Reductio ad absurdum

 

From International Socialism (1st series), No.25, Summer 1966, p.33.
Thanks to Ted Crawford & the late Will Fancy.
Transcribed & marked up by Einde O’Callaghan for ETOL.

 

Lenin: the compulsive revolutionary
S. Possony
Allen & Unwin, 63s

This book removes Lenin’s life from any social context: there is no attempt to describe or evaluate his ideas and actions against a background of the problems and social forces which were his environment. Instead it is designed to illustrate the thesis that psychological, or rather psychiatric, considerations are central to an understanding of Lenin’s decisions.

This theme, together with three subsidiary plots, guides the narrative. The three minor themes concern the importance of police penetration of revolutionary parties, the manipulation of revolutionaries by belligerent capitalist nations, and Stalin’s relationship to the ailing Lenin.

Possony debunks obviously baseless claims concerning Lenin’s revolutionary precocity, but replaces these with an equally credulous model of the ‘psychology of destruction.’ This ‘psychology’ he derives from an examination of family tensions, in boyhood and as a husband, and of tenuous hereditary effects; generating four interrelated concepts: negativism towards the father – and the Tsar – produced by strain between a subservient mother and distant father; ‘overvaluing of ideas’ via anal-sadistic fixation, intensified by years of isolation; cynical manipulation of people grounded on stunted emotional development consequent to mother-fixation, and on hatred developed as a reaction to feared sterility; and ‘cyclothymic mood-swings’ disciplining the ‘schizoid’ tendencies.

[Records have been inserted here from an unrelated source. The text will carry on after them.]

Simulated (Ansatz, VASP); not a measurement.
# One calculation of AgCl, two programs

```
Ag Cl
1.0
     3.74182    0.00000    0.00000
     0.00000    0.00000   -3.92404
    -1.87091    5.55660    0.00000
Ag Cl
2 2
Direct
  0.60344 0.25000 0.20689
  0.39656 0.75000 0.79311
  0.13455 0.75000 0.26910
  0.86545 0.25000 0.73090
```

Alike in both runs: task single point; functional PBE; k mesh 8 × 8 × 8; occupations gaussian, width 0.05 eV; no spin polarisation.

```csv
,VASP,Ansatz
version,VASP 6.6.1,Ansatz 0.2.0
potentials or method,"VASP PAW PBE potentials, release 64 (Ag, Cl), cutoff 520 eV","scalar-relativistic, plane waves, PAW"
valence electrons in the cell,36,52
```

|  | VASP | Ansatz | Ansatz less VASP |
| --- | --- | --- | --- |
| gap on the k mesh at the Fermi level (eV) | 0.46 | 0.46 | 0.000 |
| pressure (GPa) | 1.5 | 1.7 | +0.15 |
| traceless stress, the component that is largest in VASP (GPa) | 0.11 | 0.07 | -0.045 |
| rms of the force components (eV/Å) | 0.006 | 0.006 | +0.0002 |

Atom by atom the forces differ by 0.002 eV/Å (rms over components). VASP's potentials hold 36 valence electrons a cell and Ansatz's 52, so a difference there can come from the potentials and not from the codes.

These psychological causal links are continually hinted at without any explicit exposition for critical examination (even the appendix is only a collage of these various trends), while the family case history is presented in isolation, thus precluding comparative analysis of possible variables, a problem compounded by a shortage of documentation for basic assertions. Further, his terminology is inconsistent and based on theories of dubious validity, while the number of interacting influences claimed permit juggling to obtain practically any result – all predictiveness is lost.

His discussion of the inter-espionage of revolutionaries and police (Malinovsky etc.) raises some important problems concerning the independence and rationality of decision making in such a situation, but he virtually ignores the social context of the situation and subjects it to no analysis. His comments on party organisation and ‘professional revolutionaries’ are similarly unproductive.